Mike Gundy off the hook in Bedlam loss
“That was a heck of a college football game.”
Mike Gundy put it best when he opened his postgame press conference following Oklahoma State’s loss to Oklahoma on Saturday.
It was. But unfortunately for his Pokes, they came up on the short end with a 62-52 loss to the Sooners. However, unlike in previous years when Gundy would get criticized for “tightening up” in the big spot or simply being outcoached by Bob Stoops’ staff, that’s not what happened on Saturday.
“Going into the game we felt like we needed to control ‘six’,” Gundy added. Six, of course, means #6 for OU, Baker Mayfield. Unfortunately for Gundy, it was “Six” who got the last laugh. Mayfield torched the Sooners for 598 yards and five touchdown passes and launched himself atop the Heisman discussion.
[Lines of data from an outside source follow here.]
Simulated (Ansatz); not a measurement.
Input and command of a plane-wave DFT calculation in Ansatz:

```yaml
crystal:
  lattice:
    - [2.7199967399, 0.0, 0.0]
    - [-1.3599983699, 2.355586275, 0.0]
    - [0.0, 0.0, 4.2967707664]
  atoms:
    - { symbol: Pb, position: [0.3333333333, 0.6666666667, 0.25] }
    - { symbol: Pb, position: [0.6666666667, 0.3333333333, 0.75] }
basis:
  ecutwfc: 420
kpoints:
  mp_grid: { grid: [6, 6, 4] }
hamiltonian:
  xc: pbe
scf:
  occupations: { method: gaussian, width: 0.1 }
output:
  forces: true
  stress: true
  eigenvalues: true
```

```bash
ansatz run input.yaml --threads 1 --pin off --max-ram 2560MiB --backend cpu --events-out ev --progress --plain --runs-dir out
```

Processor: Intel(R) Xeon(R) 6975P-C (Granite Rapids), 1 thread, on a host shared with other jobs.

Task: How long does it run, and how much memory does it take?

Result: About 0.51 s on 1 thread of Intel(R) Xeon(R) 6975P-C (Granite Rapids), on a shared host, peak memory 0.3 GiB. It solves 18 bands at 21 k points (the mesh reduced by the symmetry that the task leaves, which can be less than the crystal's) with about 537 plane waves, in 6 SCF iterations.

But Gundy was not timid and did not call a “safe” game with OC Mike Yurcich, who has drawn the ire of Cowboys fans over the years. Mason Rudolph threw 54 passes for 448 yards, compared to 34 carries on the afternoon, with Justice Hill racking up 228 on the ground for over 7.5 yards per carry.
Heck, in the second quarter with OU down 28-17, Oklahoma State went for it on 4th and goal from the two, resulting in a touchdown pass from Rudolph to Marcell Ateman. Sure, it looked like Rudolph “nudged” Gundy to go for the touchdown, but regardless, that’s what fans wanted to see. And it worked.
Then, on Oklahoma State’s final two touchdown drives, they went for it on fourth down. Now maybe you sit there on your couch and say those were obvious decisions based on how the Cowboys’ defense was playing. But in past Bedlam matches it’s entirely possible Gundy might’ve played the field position game or attempted a long field goal. He didn’t.
Early in the fourth quarter the Pokes went for it on a 4th and 1 from the 36. Justice Hill got the first down and then it was a 33-yard hook up from Rudolph to Tyron Johnson for a score to pull Oklahoma State to within four (extra point pending) at 48-44.
The next drive, with the Pokes down 10 again, Oklahoma State went for it on 4th and 12 from the Oklahoma 36. An 18-yard pass to Ateman was hauled in and followed up by an 18-yard touchdown to Tyron Johnson. Pokes within three… again.
Even on Oklahoma State’s second-to-last drive, down three after an interception by Chad Whitener, they could’ve tried a 55-yard field goal from Matt Amendola to tie the game, but didn’t. Gundy admitted that he considered the field goal attempt, saying, “I did. But it’s a long ways. He’s [Amendola] made a 54 [yarder], I think. I should know the percentage, but I’m just going to tell you it’s really low. We felt like on 4th and 8, that, with who we are, with our wide outs, with our quarterback, our percentages were better than a 55-yard field goal.”
That’s the Mike Gundy that fans have wanted to see in Bedlam.
So instead, OSU went for it on 4th and 8 from the OU 38, with an incomplete pass to Tyron Johnson down the right sideline. The play call was great, but Rudolph overshot Johnson, likely due to some extra adrenaline and nerves. Gundy said during the timeout before the play, they wanted to, “Go to something that they [OU] really hadn’t seen, we hadn’t gone out of that set yet and it worked. It was a good play, we just overthrew the ball.”
Sure, the Oklahoma State defensive backs had a brutal afternoon. But lots of secondaries have had awful games against Lincoln Riley and Baker Mayfield in recent years. Want to get on defensive coordinator Glenn Spencer? Take your complaining somewhere else. The Cowboys’ defense had played outstanding for much of the season. In a pass-happy Big 12, Oklahoma State had held seven of its eight opponents under 300 passing yards, with three under 200. If not for some solid play by this defense, they would’ve been out of the College Football Playoff picture long before November 4th.
Sometimes, a team is just outplayed and there is not necessarily anyone or anything obvious to blame. Except for maybe, “Six”.
“Am I glad he’s a senior? Sure,” Gundy said, referring to Mayfield.
On that note, Gundy’s not alone. He’s with eight other Big 12 coaching staffs that are in the same boat.